Faculty Spotlight: Prof. Alan Huebner, PhD

Author: Notre Dame ESTEEM

An ESTEEM student from Alan Huebner’s statistics class two years ago stayed around Notre Dame after graduation and worked with some professors and graduate students in the College of Engineering on a new type of technology. More recently, the student enlisted Huebner to help the group with some data analysis.

Photo of Prof Alan Huebner

“That turned into a whole new project for me, working with him and these engineers,” Huebner says. “I’ve gotten new projects through my students there. There’s a lot of rewards to be reaped, both for me and the community.”

For Huebner, a Chicago-area native who first planned to be a high school math teacher, engagement with ESTEEM is an enriching dimension of his work at Notre Dame. He came to the Applied and Computational Mathematics and Statistics Department as an assistant professor of the practice three years ago, after earning a Ph.D. at the University of Illinois at Urbana-Champaign and working three years as a statistician for a college entrance exam firm.

In addition to summer and fall statistics classes for ESTEEM students, Huebner teaches undergraduate courses – about two-thirds first-year students, one-third higher-level undergraduates.

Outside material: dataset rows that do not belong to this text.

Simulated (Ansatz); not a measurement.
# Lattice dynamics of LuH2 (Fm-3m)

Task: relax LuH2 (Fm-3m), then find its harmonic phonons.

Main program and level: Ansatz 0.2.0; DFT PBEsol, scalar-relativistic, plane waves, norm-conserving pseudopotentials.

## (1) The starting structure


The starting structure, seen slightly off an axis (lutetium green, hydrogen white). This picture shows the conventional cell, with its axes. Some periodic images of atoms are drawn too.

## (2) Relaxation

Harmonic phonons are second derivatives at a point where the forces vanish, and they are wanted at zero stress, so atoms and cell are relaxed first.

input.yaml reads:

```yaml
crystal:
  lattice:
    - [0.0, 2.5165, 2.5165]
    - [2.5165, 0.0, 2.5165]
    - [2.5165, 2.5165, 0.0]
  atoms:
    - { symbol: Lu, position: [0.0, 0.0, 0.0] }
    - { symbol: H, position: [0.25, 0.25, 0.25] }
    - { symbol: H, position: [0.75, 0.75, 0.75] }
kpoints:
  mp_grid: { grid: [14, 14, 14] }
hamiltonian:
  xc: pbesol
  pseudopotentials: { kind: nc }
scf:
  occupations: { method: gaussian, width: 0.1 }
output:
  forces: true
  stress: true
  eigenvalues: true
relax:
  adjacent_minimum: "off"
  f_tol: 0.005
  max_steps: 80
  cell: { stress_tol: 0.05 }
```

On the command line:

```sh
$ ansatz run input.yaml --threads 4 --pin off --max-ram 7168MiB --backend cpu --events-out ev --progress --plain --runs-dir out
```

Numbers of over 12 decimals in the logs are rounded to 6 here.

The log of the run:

“The ESTEEM students are the only graduate students I teach,” he says. “What I aim to give them is practical statistical skills to explain their data sets they might be working with and to make predictions in the future. They’re doing a lot of different things. They’re planning their own business ventures, and they’re also learning about a scientific field with a faculty member here at Notre Dame. I show them fundamental applied statistics. It should help them understand their science, and it should help them analyze their business plans for their startup company.

“They are a group of very, very dynamic, inquisitive, curious students who ask great questions and are actually interested in the material and are not motivated solely by a grade. These ESTEEM students have been successful in their undergraduate careers. Some of them have been successful in industry. They come into the ESTEEM program knowing how to be successful, knowing how to be good students.”